So, what I'd like to talk about is what is worst? What is the right way to look at bad and what are the right ways to define acceptable traffic coming out of a network? And, you know, what's reasonably detectable within the context of a network? I don't know if network operators even see this kind of data in their own networks. We see it because we're sitting outside the network and are being poked by them. I'm sure that, you know, if you are just generally looking at traffic exiting your autonomous system, it all looks legitimate for all intents and purposes, so what should we say is reasonable activity and how could we get there? What should we do about unacceptable activity? By the way if you want to see, if a DPS is part of 8 ‑‑ I am happy to talk to you afterwards.
So I think that's pretty much what I had. But, if there is any time for questions or discussion, I would be happy to focus on the, you know, what does good look like and how do we get there? Thank you.
BRIAN TRAMMELL: Thank you very much Leslie. I think we have Jen Linkova in the queue.
JEN LINKOVA: Thank you. Very interesting. A question: Am I right that the humans you are talking about IPv4 scenarios.
LESLIE DAIGLE: Yes, we are only measuring IPv4. I haven't ‑‑ I think the 4 billion addresses are reasonably more scannable than all those in IPv6, but ‑‑
JEN LINKOVA: I I am interested in how safer is v4 landscape yet. And second question is: In v4, you are probably see public before sources so you don't actually know how many devices is behind, right? While v6 experiment you actually might see kind of end‑to‑end communications, it also might give you a problem about indication if it's a single devices or many devices behind a single NAT pool or something.
LESLIE DAIGLE: True enough. As I alluded to there are some other interesting things in terms it of geography, where we think the attacks are coming from, are they really ‑‑ where we think our sensors are located, so, yeah, thanks.
NIALL O'REILLY: I am not wearing my Vice‑Chair hat, I am just somebody who struggles it keep my own network clean. And you mentioned earlier, Leslie, that you weren't interested in naming and shaming, and I'm not a fan of that either. But, one of the things that I find useful for my own housekeeping is having out there websites I can visit which will give me some kind of report. Do you think that's a useful approach to encourage more of the kind of cleaning up that you mentioned so that people can go, in the first place and see how bad am I and should I do something about it and what can I do about it? And secondly, can I, you know, sign up to some best practice that says I'm doing these cleaning things.

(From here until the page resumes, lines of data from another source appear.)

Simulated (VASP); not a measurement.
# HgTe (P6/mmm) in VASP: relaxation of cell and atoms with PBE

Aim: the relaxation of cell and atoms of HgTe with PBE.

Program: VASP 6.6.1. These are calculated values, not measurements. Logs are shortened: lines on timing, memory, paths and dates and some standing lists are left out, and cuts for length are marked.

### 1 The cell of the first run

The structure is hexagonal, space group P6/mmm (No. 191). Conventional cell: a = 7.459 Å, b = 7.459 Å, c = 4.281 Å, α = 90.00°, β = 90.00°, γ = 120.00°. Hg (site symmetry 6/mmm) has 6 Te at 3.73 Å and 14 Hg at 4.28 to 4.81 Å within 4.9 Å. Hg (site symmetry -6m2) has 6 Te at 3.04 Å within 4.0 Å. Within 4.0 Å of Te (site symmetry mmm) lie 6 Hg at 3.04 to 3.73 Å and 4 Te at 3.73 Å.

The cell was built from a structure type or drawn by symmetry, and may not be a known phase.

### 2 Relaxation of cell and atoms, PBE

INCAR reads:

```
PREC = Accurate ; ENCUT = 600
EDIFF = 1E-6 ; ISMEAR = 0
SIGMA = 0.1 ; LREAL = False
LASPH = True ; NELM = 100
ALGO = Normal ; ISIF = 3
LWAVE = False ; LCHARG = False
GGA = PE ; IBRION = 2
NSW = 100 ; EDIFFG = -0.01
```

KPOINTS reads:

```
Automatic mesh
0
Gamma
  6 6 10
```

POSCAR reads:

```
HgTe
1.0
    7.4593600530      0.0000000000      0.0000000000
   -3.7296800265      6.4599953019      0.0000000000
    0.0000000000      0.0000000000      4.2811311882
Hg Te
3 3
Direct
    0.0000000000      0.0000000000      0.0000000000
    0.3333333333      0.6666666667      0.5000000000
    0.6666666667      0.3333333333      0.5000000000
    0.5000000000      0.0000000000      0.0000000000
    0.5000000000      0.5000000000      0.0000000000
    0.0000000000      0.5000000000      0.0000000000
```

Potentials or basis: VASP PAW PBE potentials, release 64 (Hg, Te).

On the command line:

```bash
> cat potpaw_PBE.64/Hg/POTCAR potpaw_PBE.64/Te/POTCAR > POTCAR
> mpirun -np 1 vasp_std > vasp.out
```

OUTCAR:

LESLIE DAIGLE: Yeah, so that's where I would like to get to. I would be happy to share the data of, you know, what does your particular autonomous system experience look like from our perspective for any value of your, but I think that in order to really frame that up on a sort of, in an organised fashion, I would like to see some community agreement about what is ‑‑ what are those acceptable levels. I mean, we're never going to get to zero on any of those dimensions, but, you know, is it the actual number? Is it the trend? I didn't talk about trends. Is it ‑‑ like what is an acceptable level and how should we encourage operators to focus on that? Because I'd be much happier to publish something that said, you know, trending well rather than like oh my goodness look at the spew out of this network.
GERT DOERING: I am very interested to see what badness is in our network. I try to keep it clean but housekeeping is not always perfect.
That was one aspect. The other one is what's detectable? That is something that has interested me since years basis, basically since the code red outbreak that killed our NetFlow export, and so we have been monitoring anomalies in NetFlow, and some bits are sort of easy to see, like a BruteForce port scan, if you have a machine that sends single packets to millions of other, it's either a name server or somebody port scanning, then you look at the ports and you get an idea. If it's a more and more smarter tech just doing http requests to possible victims, no chance, it could be a normal client. So, this is something I'm definitely interested, what traffic patterns do you see in the attacks, what traffic patterns I could see in NetFlow, and how to optimise generic ISP building that flow is set up to also find this stuff.
LESLIE DAIGLE: That sounds interesting. I'd be happy to catch up with you afterwards.
SHANE KERR: I may have missed it but what exactly do you consider an attack from your folks?
LESLIE DAIGLE: So, the honeyfarm basically is a bunch of fairly lightweight Linux servers, and effectively they are just sitting there with no particular purpose and being contacted. So, pretty much any contact is an attack. Scanning, we can detect and say if you are just scanning the network and saying, you know, who is there, we filled the data. So, that's ‑‑ in terms of the numbers, and I am showing, that's what's considered an attack. And then having looked at some of the raw data itself, it was like, yeah, these are attacks. Obviously I'm not all of them. I am not scanning the many terabytes of data.
SHANE KERR: Maybe we could discuss, since I have to be brief, ways to try to figure out. Because there is just a lot of random crap which may just be badly configured IP addresses, or software with bugs and all of that kind of stuff. And it doesn't seem like it's distinguishing accident traffic from malicious traffic.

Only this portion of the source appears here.